0

what is proper way to save all lines from text file to objects. I have .txt file something like this

0001Marcus Aurelius 20021122160 21311
0002William Shakespeare 19940822332 11092
0003Albert Camus 20010715180 01232

From this file I know position of each data that is written in file, and all data are formatted.

Line number is from 0 to 3
Book author is from 4 to 30
Publish date is from 31 to 37
Page num. is from 38 to 43
Book code is from 44 to 49

I made class Data which holds information about start, end position, value, error.

Then I made class Line that holds list of type Data, and list that holds all error founded from some line. After load data from line to object Data I loop through lineError and add errors from all line to list, because I need to save errors from each line to database.

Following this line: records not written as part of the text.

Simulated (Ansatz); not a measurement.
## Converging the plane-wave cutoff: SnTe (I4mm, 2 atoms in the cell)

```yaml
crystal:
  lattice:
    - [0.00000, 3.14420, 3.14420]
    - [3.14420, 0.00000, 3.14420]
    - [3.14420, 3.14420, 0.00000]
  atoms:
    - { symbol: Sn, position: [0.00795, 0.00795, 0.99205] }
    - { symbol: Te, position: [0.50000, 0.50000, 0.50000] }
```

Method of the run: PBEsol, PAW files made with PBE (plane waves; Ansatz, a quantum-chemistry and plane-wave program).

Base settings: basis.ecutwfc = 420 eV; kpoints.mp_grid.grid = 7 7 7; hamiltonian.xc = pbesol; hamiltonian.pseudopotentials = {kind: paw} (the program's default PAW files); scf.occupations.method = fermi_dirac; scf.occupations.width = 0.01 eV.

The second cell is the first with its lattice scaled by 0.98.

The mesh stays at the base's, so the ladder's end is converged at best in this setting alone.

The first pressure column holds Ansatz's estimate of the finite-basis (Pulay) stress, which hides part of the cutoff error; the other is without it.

My question is this proper way to save data from file to object and after processing same data saving to database, advice for some better approach?

public class Data
{
 public int startPosition = 0;
 public int endPosition = 0;
 public object value = null;
 public string fieldName = "";
 public Error error = null;
 public Data(int start, int end, string name)
 {
 this.startPosition = start;
 this.endPosition = end;
 this.fieldName = name;
 }
 public void SetValueFromLine(string line)
 {
 string valueFromLine = line.Substring(this.startPosition, this.endPosition - this.startPosition);
 // if else statment that checks validity of data (lenght, empty value) 
 this.value = valueFromLine;
 }
}
public class Line
{
 public List<Data> lineData = new List<Data>();
 public List<Error> lineError = new List<Error>();
 public Line()
 {
 AddObjectDataToList();
 }
 public void AddObjectDataToList()
 {
 lineData.Add(new Data(0, 3, "lineNumber"));
 lineData.Add(new Data(4, 30, "bookAuthor"));
 lineData.Add(new Data(31, 37, "publishData"));
 lineData.Add(new Data(38, 43, "pageNumber"));
 lineData.Add(new Data(44, 49, "bookCode"));
 }
 public void LoadLineDataToObjects(string line)
 {
 foreach(Data s in lineData)
 {
 s.SetValueFromLine(line);
 }
 }
 public void GetAllErrorFromData()
 {
 foreach (Data s in lineData)
 {
 if(s.error != null)
 {
 lineError.Add(s.error);
 }
 }
 }
}
public class File
{
 public string fileName;
 public List<Line> lines = new List<Line>();
}
asked Jan 20, 2018 at 18:36
7
  • 3
    You may want to research serialization - if it has been saved to a DB though why do you need the text form anymore? Please read How to Ask and take the tour Commented Jan 20, 2018 at 18:39
  • So your question is actually how to parse the text file to a database? Commented Jan 20, 2018 at 18:50
  • No my question is what is best approach to save data from file to objects, because after i have all lines from file saved to objects, I need to make some validation on data and it's easier to loop through all data from first line and check for example do I have author data in my base, book code etc. If some line do not have data from my database I need to skip saving that line in database. I do not have problem with saving data to database, that works fine. I only need advice is this model good for doing that thing saving data from one line to objects and checking if some of data exists. Commented Jan 20, 2018 at 19:00
  • Are you re-inventing msdn.microsoft.com/en-us/library/… Commented Jan 20, 2018 at 19:14
  • No, thx for this it seems interesting, my file is not csv. I do not have delimiter sign. As you can see in my example above I have line number and author name connected together. I only know where is position of every data from file and that position is constant. Commented Jan 20, 2018 at 19:21

1 Answer 1

0

I assume that the focus is on using OOP. I also assume that parsing is a secondary task and I will not consider options for its implementation.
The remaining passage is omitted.